The infuriatingly catchy "Losing My Mind", a Stephen Sondheim composition written for the musical Follies and whipped up to frenetic tempo by the Pet Shop Boys, ticked so many camp boxes that it could have made its way from the gay nightclub Heaven to the Coliseum, the home of the English National Opera, where Liza "with a Zee" is appearing for three nights only at the start of a short British tour.
Her biggest UK hit does not feature in the programme, but she does little else wrong in a two-hour, two-part extravaganza which belies the fact that her obituary is on file at most newspapers. Minnelli's unique relationship with London – she joined her mother on stage at the Palladium in 1964 – means she is singing and dancing to the converted.
They love her and they let her know it as soon as the curtain lifts and she strikes that pose straight out of a Broadway poster at the back of the stage. Wearing black trousers, a shimmery black top and silver headband, she nearly looks like her 1970s self, about to step out to Studio 54 but her 12-piece orchestra is a touch too loud as if trying to keep up with her larger-than-life persona.
By "The Man I Love", the sound balance has improved and she has settled into her "life as an open songbook" persona. Part monologue, part confession, her asides and ad-libs are witty and tick all the expected reference points – ex-husbands, weight loss, drink and drugs. She might appear as though she is letting us into her confidence but she is revealing only as much as she wants, mostly in the service of the song and performance.
She namechecks her mentors – the songwriters John Kander and Fred Ebb, and the director and choreographer Bob Fosse – recalling how she joined the cast of Chicago as a last-minute replacement. Her transformation into Roxie Hart half-way through the anecdote and plot exposition is mesmerising. She delivers "My Own Best Friend" with feeling and gusto, her voice filling the Coliseum to the rafters. Big finishes are her trademark but "Maybe This Time" is all the better for being performed more sedately, as she sits on a high chair after catching her breath. "(Life Is A) Cabaret" closes the first half and brings the audience to its feet.
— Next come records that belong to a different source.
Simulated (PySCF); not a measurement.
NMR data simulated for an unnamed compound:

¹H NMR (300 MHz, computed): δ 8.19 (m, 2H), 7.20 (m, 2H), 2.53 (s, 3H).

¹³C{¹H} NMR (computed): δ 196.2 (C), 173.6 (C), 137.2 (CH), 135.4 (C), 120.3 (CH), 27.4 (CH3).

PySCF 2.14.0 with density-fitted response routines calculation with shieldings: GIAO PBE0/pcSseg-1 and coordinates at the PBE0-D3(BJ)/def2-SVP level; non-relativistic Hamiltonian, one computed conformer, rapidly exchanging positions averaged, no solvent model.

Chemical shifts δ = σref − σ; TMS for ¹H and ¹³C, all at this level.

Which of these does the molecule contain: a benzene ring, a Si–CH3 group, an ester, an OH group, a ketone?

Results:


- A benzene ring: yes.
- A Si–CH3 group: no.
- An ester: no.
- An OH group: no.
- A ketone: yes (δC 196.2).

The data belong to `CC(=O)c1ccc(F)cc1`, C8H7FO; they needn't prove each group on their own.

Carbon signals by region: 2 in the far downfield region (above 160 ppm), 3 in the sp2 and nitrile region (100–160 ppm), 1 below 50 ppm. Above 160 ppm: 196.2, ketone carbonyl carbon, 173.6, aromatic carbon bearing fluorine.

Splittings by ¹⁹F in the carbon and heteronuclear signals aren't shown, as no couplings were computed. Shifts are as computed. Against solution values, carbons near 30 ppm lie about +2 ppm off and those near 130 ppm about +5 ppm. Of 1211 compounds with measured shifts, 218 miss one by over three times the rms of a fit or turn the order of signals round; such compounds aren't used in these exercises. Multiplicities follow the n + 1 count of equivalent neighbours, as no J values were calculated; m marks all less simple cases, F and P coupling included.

The second half of the show, entitled "The Godmother And The Goddaughter", is a tribute to Kay Thompson, a vocal arranger who coached Garland, Lena Horne and Frank Sinatra but left the employ of MGM studios in the late 1940s and developed a flamboyant nightclub act with Andy Williams and his brothers. When Minnelli, sitting on her mother's lap as a toddler, saw her real-life godmother on stage, she was transfixed. Thompson and her god-daughter remained close and Minnelli is now paying tribute to her on the tenth anniversary of her death.
Her recreation of Thompson's club act has real zing and the breathtaking choreography and harmonies make up for the paucity of hits. You could be back at the Copacabana 50 years ago, but Minnelli has always given her devoted fans what they want and encores with her signature song, "New York, New York". "I am home," she quipped earlier. She wasn't kidding.